A steady flow of high-profile shootings rocked the American public this year. What follows each murderous act is routine: The afflicted cities and towns are blanketed in wall-to-wall coverage that reaches every home in the United States. Almost no detail is overlooked; the victims’ stories, the shooter’s motive and background, the gun that was used, each dissected for public consumption. But such obsessive chronicling sidesteps crucial context for each story — that for many of these places, the reality of gun violence extend well beyond incidents of exceptional carnage.
On Tuesday, The Trace published an interactive map of American gun violence in collaboration with Slate. Using data from the Gun Violence Archive (GVA), the map illustrates the more than 30,000 fatal and non-fatal shootings that have taken place in the last 12 months. It shows almost all incidents of gun violence, from multi-casualty events to accidental shootings. (Suicides are the major omission, because those shootings do not show up in the sources from which GVA mines its data.)
Shown below are five locations that have been burned into the American consciousness for their association with shocking mass shootings. High-profile attacks claimed 53 lives in these locations, according to GVA data. An additional 74 people were injured. But since December 4, 2015, these five locations have also lost a combined total of 79 people to routine shootings, and an additional 227 have been wounded. On the images below, blue pins mark the location of the high-profile shooting, the red indicate fatal incidents of gun violence, and yellow show incidents that did not result in a death. Put together, they show that when the cameras leave, the daily drumbeat of gun violence continues.
On July 16, Muhammad Youssef Abdulazeez opened fire on a military recruiting center in Chattanooga, killing five service members and wounding two others. The attack singlehandedly elevated the murder rate in the city; excluding the rampage, the overall homicide rate dropped by 33 percent this year. According to the most recent figures, 19 people were killed and 118 were injured in gun violence in the city of 173,366 in 2015.

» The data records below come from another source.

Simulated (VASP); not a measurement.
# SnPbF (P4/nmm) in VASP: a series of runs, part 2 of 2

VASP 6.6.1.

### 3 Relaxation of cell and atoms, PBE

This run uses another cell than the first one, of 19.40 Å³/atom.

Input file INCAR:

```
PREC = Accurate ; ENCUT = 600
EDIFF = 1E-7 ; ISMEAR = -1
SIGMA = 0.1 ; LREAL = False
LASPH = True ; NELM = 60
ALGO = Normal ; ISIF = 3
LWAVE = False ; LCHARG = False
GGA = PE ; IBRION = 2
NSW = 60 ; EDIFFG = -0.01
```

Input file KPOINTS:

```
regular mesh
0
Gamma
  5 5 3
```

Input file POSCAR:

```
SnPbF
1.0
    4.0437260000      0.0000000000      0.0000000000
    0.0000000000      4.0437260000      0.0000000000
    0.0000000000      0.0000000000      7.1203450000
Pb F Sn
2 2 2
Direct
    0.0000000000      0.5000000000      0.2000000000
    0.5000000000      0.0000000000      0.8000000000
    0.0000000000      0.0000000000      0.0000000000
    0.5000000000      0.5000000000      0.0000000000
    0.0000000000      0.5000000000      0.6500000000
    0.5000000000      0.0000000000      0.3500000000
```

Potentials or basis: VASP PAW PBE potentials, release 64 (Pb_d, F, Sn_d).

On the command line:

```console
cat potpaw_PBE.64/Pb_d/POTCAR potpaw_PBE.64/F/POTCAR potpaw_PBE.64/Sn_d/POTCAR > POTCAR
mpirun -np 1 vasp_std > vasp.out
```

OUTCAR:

Overall gang violence, however, held steady, even forcing school buses to switch up their routes. “It’s every single day,” Satedra Smith, who lost her son Jordan to a bullet in August, told the Times Free Press. The wounded include two 4-year-old girls. They were struck by bullets sprayed from a passing car as they played in a residential area on June 11.
“I’ve been a police officer for three decades, and I cannot imagine what kind of sociopath it takes to endanger two 4-year-olds,” Chattanooga Police Chief Fred Fletcher said.
Gun deaths topped traffic deaths for the first time in Tennessee in 2013.
Colorado Springs, Colorado
The dueling imperatives of gun rights and gun safety collided head-on this year in Colorado Springs. On Halloween, 33-year-old Noah Harpham, who struggled with alcohol and drug addiction, opened fire at a busy intersection just east of Downtown, killing three before killing himself. When a neighbor of Harpham’s called police and said she recognized him, “a dispatcher explained that Colorado has an open carry law that allows public handling of firearms,” The Denver Post reported. Lieutenant Catherine Buckley of the Colorado Springs Police Department later told Mother Jones that the call “wasn’t the highest priority.”
Less than a month later, on November 27, Robert Lewis Dear opened fire in the only remaining Planned Parenthood in the city, killing a police officer and two civilians, and injuring five police officers and four civilians.
Aside from these high-profile incidents, this town of 439,886 saw 27 gunshot fatalities and 56 injuries in 2015. Among the victims were Josh and Leah Cabrera, a married couple. On May 11, Josh, 35, shot and killed Leah, 33, before setting their house ablaze and turning the gun on himself. Police said they had never been called to the house for a domestic violence complaint. The couple left behind two children, 8 and 15.
Charleston, South Carolina
The city of Charleston, population 127,999, was rocked by the deaths of nine black parishioners at Emanuel African Methodist Episcopal Church on June 17 at the hands of a gunman who said he wanted to start a race war. The shooting convulsed the city, which has lost more than half of its black population to gentrification over the past 30 years. Before the attack, homicides were up 40 percent, and eight out of every 10 killings was perpetrated with a gun.
In Charleston, as elsewhere, guns were fired not just in city streets. More than half of the city’s gun deaths are suicides. Charleston Police Sargent George Hildebidle, 33, took his own life in April following a domestic dispute with his wife at their residence. Some of his fellow officers responded to the call.
“This is a tragedy not only for his family but his co-workers,” Charleston Police Chief Greg Mullen said of the father-of-two. “Something happened and he chose to end the situation in his own way.”
The small town of Roseburg, population 21,968, suffered its second school shooting in a decade when a writing student at Umpqua Community College killed nine of his classmates and injured seven before shooting himself in the head.
There were only two other shootings in the vicinity of UCC this year. On March 5, 27-year-old Jeried Christopher Wiliker shot himself in the groin at the Idle Hour Tavern. He had been playing video poker and when he went to stand up and the gun in his pants discharged. Last Friday, December 5, a man was arrested after he negligently discharged a handgun in a motel room, striking his finger.
When John Houser opened fire at a screening of Trainwreck on the night of July 23, killing two women and injuring nine others before killing himself, another movie theater shooting was very much in the news. A jury in Colorado had just unanimously decided that James Holmes could face the death penalty. By the time first responders reached the scene, the town of 124,276 found itself uttered in the same breath as Aurora.
The following week, two people were killed and two others were wounded in three separate incidents. In all, 19 others died at the other end of a gun in Lafayette this year. Twenty-three others were wounded.
“Lafayette is really going crazy,” Lester Logan, who lives near one of those crime scenes, told The Advocate less than a week after Houser’s rampage. “People are scared to go places because you never know what’s going to happen.”
The movie theater shooting is the city’s only multiple-fatality homicide so far in 2015.